If you're doing min/max/avg queries, do you prefer to use aggregation tables or simply query across a range of rows in the raw table?
This is obviously a very open-ended question and there's no one right answer, so I'm just looking for people's general suggestions. Assume that the raw data table consists of a timestamp, a numeric foreign key (say a user id), and a decimal value (say a purchase amount). Furthermore, assume that there are millions of rows in the table.
I have done both and am torn. On one hand aggregation tables have given me significantly faster queries but at the cost of a proliferation of additional tables. Displaying the current values for an aggregated range either requires dropping entirely back to the raw data table or combining more fine grained aggregations. I have found that keeping track in the application code of which aggregation table to query when is more work that you'd think and that schema changes will be required, as the original aggregation ranges will invariably not be enough ("But I wanted to see our sales over the last 3 pay periods!").

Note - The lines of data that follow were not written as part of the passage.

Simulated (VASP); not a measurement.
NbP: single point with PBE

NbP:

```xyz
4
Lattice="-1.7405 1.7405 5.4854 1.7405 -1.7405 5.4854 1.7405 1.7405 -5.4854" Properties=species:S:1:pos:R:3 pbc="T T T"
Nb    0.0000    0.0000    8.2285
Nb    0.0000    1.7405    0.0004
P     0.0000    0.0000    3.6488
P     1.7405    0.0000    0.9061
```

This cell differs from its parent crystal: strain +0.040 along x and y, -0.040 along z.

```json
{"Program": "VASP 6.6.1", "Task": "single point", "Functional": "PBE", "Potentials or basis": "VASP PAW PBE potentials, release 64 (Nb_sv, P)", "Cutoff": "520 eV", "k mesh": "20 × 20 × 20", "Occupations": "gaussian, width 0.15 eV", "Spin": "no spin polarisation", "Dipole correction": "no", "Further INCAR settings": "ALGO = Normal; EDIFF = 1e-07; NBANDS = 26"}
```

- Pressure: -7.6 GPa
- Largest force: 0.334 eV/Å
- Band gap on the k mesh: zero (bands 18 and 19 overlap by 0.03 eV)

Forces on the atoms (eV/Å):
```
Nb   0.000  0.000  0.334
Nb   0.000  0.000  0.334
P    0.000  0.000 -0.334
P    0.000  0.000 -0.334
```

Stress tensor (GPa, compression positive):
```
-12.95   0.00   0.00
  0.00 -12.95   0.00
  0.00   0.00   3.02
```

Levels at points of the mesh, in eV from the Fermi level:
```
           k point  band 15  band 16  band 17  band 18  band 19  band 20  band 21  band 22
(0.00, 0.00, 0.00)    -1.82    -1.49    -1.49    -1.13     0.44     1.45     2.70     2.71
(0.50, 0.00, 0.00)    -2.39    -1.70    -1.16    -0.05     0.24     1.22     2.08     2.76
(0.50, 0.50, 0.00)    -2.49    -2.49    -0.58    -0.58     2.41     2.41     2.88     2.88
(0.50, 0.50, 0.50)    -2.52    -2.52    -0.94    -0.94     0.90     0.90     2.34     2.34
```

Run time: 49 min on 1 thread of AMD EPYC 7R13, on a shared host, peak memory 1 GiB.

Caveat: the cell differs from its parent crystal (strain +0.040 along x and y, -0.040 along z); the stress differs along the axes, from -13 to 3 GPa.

On the other hand, querying from the raw data can be punishingly slow but lets me be very flexible about the data ranges. When the range bounds change, I simply change a query rather than having to rebuild aggregation tables. Likewise the application code requires fewer updates. I suspect that if I was smarter about my indexing (i.e. always having good covering indexes), I would be able to reduce the penalty of selecting from the raw data but that's by no means a panacea.
Is there anyway I can have the best of both worlds?